I welcome any subject you would like me to write about. Recently and a group of ladies who arrange flowers for a church have asked me what plants are easy to grow and flower all through summer.
Kerry, Chris, Felicity and Anne, you are in The News this week!
Dahlias are the answer, the tubers are available at your garden centre, they are in colourful packs with lovely pictures on the front of the packs.
Take your glasses to be sure the dahlia you like best is the right height, the heights are in centimetres.
It’s too early to plant dahlias outdoors.
Buy some tubers, check the height, plant them in pots of potting compost in the greenhouse or window shelf.
In a couple of weeks shoots will appear, it is easy to take cuttings from the shoots.
The plants can be planted into the garden after May 21.
This date is very important – if you live in Portsmouth there may not be a frost but if you live ‘over the hill’, there could be frosts right up until May 21.
There is an old saying: If you count the number of fogs in March, this will give you number of frosts in May.
Another old saying is: When the hawthorn where you live has finished blooming, there won’t be another frost there.
If you are wondering what hawthorn looks like, it is also called the ‘bread-and-cheese plant’.
It is very thorny and grows all over Portsdown Hill.
I am mentioning this because Richard who lives at Cowplain and Liz who lives on top of Portsdown Hill have asked me about frost dates.
Have a look at dahlias in packs at garden centres.
There are decorative, cactus types, giant blooms and pom-poms are very popular for arranging. But my favorites are the water-lily types.
Look for the water lily bloom flower pictured on the front of the packets.
There are reds, yellows and pinks and they look wonderful.
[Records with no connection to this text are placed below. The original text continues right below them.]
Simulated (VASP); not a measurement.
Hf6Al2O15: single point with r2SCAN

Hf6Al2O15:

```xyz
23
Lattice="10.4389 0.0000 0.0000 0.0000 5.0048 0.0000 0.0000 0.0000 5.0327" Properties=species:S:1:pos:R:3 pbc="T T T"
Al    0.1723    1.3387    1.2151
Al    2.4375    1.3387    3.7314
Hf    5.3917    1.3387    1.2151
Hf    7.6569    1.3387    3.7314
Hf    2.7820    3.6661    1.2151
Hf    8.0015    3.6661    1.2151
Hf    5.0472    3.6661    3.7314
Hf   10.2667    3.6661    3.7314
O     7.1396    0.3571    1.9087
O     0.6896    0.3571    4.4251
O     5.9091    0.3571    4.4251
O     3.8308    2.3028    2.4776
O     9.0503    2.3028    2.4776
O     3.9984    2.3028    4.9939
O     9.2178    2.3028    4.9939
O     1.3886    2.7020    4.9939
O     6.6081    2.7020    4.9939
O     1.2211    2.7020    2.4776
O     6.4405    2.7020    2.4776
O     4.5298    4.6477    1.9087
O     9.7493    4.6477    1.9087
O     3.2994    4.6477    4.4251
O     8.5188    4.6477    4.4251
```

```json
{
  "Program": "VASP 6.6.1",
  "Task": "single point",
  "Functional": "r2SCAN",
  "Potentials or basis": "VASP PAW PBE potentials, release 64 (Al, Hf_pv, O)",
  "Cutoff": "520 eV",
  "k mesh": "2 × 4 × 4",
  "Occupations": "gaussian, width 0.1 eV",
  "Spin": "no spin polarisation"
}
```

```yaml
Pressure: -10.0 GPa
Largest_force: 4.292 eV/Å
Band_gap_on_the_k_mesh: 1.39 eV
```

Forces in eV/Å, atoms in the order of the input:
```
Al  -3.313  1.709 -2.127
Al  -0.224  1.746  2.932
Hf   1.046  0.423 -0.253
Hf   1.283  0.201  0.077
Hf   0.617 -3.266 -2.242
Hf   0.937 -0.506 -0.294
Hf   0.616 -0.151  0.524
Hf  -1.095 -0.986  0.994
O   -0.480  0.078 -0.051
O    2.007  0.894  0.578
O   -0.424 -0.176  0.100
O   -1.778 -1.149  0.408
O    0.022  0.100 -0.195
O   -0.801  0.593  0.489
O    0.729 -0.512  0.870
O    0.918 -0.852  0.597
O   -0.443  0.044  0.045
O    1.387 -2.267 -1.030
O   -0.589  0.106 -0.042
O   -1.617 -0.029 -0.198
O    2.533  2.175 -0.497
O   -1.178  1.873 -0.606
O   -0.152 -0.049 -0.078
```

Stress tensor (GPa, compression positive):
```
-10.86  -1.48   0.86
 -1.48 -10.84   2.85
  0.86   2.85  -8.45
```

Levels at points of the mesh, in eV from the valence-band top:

Dahlias flower from the end of June until the frosts arrive in November.
They are lovely flowers to decorate a church for weddings and baptisms and the plants flower their socks off.
They are the cheapest and best of cut flowers.
The last little tip: choose yellows and whites in areas of the church which are dark but add orange for a wonderful contrast.
In the brightest areas in church use reds, oranges and yellows.
A glint of sunshine will brighten the arrangement and oddly enough the same applies out there in the garden.
In long, thin gardens plant the yellows and whites right at the bottom end of the garden with the reds and oranges nearest the house.
Have a go and you will see what I mean.
They are just brilliant.
TIP OF THE WEEK
Please be careful if you want to cut your hedges.
Before you go ahead and chop, look carefully to make sure there haven’t been any birds around building a nest. If they have, let the hedge trimming wait.
What could be more joyful than having birds nesting in your garden?